This is San Diego Bay

Point Loma

October 3, 2000

The locals said this was San Diego's winter, and it was too cool to enjoy the idea of renting a kayak to explore Mission Bay, so we opted for a San Diego Harbor excursion.

We took the scenic route to the harbor by way of Point Loma and Cabrillo National Monument which guards the entrance to San Diego Bay.
Even on a misty, gray day, the panoramic view is spectacular.
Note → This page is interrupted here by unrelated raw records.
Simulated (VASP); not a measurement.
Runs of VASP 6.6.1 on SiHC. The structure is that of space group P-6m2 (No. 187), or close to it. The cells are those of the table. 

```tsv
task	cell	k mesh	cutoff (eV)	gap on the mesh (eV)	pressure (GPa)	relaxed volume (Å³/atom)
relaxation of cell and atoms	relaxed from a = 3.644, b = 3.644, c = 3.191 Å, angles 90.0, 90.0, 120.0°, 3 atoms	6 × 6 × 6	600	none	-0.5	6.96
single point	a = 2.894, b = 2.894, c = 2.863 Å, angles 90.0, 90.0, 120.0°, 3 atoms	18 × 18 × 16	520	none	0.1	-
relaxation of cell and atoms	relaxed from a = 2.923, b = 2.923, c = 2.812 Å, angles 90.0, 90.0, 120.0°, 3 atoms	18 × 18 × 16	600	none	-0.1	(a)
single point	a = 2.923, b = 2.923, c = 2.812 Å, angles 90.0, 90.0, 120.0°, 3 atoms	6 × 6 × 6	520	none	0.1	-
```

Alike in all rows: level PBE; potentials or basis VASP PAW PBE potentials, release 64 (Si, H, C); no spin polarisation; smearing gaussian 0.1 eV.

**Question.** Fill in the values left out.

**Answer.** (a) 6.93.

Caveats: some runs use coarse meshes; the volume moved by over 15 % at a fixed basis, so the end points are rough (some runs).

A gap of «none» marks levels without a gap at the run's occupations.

On September 28, 1542, Juan Rodriguez Cabrillo sailed into San Diego. When Cabrillo and his sailors stepped onto the shore at Point Loma, they became the first Europeans to visit California. Almost four hundred years later, Cabrillo National Monument was established. In 1933, the National Park Service began administration of Cabrillo National Monument.

This harbor has been an important west-coast base for the US Navy for many years.
We're looking north toward the US Navy facilities shown in the middle ground of this picture.
Some mighty fine, and expensive San Diego real estate appears in the distance.

The skyscrapers of downtown San Diego loom in the distance. We're looking east across the mouth of the harbor. "Coronado Island" (it's really a penninsula) lies immediately across the channel. A mostly submerged breakwater extends to the south (left) of the near edge of Coronado. Is the submerged breakwater a sign of global warming and a rising sea level?
They don't build jetties that are totally submerged.

Page last updated August 8, 2002.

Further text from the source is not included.